Aug 4, 2006

If I'd been his wife, I'd have run off too

Indoor plumbing is nonnegotiable.
Mr. Coffer, who is one of the few people credited with a recent revival of tintype photography, and who supports himself with the sale of his work and his tintype workshops, does not just make photographs as one did in the 1860’s, he lives, to a large extent, the way one might have in the 1860’s. (In late July, he played host to his sixth annual tintype jamboree, free of cost, for dozens of fellow aficionados.)

He spent seven years on the road with a horse and buggy, and that’s the way he still gets around. He uses an outhouse. He lives in a small log cabin, which he built. The heat in the cabin comes from a wood-burning cast-iron stove, so that everything in the cabin, including Mr. Coffer, has the soft, smoky scent of soot.

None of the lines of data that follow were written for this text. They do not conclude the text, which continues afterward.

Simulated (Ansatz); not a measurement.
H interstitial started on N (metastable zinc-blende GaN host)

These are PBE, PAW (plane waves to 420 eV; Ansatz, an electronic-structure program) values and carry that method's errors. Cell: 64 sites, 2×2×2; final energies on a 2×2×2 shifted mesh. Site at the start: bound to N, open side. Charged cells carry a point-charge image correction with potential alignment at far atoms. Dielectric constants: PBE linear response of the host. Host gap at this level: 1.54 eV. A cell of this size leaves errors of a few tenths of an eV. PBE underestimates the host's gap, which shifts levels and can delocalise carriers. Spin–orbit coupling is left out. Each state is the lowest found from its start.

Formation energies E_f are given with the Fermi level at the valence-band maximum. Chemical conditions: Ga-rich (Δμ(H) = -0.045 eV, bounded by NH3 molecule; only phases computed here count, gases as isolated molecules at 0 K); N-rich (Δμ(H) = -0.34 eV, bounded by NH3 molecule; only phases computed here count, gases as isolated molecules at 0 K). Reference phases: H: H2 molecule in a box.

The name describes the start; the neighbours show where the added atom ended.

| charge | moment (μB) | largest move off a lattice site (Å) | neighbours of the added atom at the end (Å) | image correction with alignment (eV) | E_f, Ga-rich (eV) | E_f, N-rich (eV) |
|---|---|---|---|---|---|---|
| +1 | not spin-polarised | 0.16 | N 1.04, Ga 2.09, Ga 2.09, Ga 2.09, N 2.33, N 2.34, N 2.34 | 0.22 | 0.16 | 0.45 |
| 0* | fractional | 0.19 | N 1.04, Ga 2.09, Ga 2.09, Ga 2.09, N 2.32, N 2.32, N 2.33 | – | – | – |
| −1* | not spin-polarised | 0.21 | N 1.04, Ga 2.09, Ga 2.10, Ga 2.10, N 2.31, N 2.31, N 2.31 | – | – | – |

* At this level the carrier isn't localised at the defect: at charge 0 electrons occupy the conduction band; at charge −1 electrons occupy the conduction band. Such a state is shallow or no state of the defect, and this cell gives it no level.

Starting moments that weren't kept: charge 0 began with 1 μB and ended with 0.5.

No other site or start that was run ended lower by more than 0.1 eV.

One also senses, early on, a low smoldering anger. Mr. Coffer, who, with his suspenders, straw hat, horse and buggy, is frequently mistaken for Amish, is not a mad artist in the woods, but he can be a somewhat cranky one. Asked why subjects in 19th-century photos rarely smiled, he says it is because they were dignified; it is only in recent times that people “feel they have to show their teeth like a used-car salesman.” He is annoyed with the values of modern women — an attitude which is easier to understand once you learn that his wife, after a short time in the cabin, ran off.